In the 1980s, during the summer, I was an instructor for State University of New York College at Cortland for their 2 week Outdoor Practicum a course required for all Recreation and Leisure Studies majors. The students stayed at Camp Huntington on Raquette Lake in the Adirondacks which is owned by the College. During the first week students were taught outdoor skills they would use the following week. When the instruction was finished students were placed into groups of 8 to 10, assigned a staff member and then taken on a 6 day wilderness experience where they used the skills they had learned. Travel was almost always by canoe, portaging between lakes.
One summer I had a young woman assigned to my group who was legally blind. Prior to our trip she and I met privately to discuss what her expectations were for the experience. I had noticed while we were in camp she could be very defensive and abrasive at times when others tried to assist her. I felt she failed to grasp that they were only trying to help. She was very upfront with me about being allowed to do things herself. We agreed that I would not step in to help unless she asked for assistance. In return, she promised to do whatever I asked of her immediately and without hesitation. There were some potentially dangerous pitfalls on the route where immediate compliance might be necessary for safety.
The trip we devised would incorporate an opportunity for her to use as many of her senses as possible. We climbed down to Raquette Falls so she could feel the spray from the rapids on her face and listen to the roar of the water. We climbed a mountain called Ampersand near Middle Saranac Lake. The climb is very demanding and lasted several hours even for able-bodied individuals. The trip proved to be a great success and I remember to this day her telling me on the summit of Ampersand, “Now I know I can do anything if I put my mind to it.”
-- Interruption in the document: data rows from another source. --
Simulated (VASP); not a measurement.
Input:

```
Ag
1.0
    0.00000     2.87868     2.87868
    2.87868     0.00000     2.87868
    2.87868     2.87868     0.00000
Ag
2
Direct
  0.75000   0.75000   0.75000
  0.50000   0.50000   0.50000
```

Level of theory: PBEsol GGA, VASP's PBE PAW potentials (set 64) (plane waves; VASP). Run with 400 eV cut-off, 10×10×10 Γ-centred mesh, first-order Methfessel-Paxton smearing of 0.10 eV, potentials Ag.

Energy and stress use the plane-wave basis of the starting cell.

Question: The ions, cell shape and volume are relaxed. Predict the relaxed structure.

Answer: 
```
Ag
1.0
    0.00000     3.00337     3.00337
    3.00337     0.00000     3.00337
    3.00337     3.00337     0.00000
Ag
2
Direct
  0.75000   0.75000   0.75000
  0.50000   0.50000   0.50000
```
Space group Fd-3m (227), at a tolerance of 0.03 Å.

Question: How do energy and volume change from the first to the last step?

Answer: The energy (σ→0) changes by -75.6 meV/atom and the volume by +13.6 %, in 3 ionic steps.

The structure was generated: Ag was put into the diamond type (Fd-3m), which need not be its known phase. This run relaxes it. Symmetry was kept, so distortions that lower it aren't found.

How ironic that I now find myself in the same situation with people often offering to help me do whatever it is I’m trying to do. It’s been my observation almost everyone’s gestures are well intended. Most want to convey their empathy, but sometimes I have to remind myself of that. They don’t realize their effort could be misinterpreted as, “I don’t think you can do things for yourself”; for example, when a waitress asks my wife what I would like to order, implying I am totally incapacitated by my disability. When I talk to a group I always drop a piece of paper on the floor. Ninety-nine percent of the time someone moves to pick it up for me. My wife usually intercedes to stop them. When I’m ready, I pick it up using my paper-pick-up tool. I drop a bottle of soda, a piece of a jigsaw puzzle, a book and one by one pick them up; in public schools the audience usually applauds. I tell them these are not tricks but rather ways that I have developed to function independently. I like to say disability does not mean inability. People need to understand that members of the disabled community are not totally helpless. And members of the disabled community need to remember people offering to help only have the best of intentions. So remember to tell people, “If I need help I’ll ask.”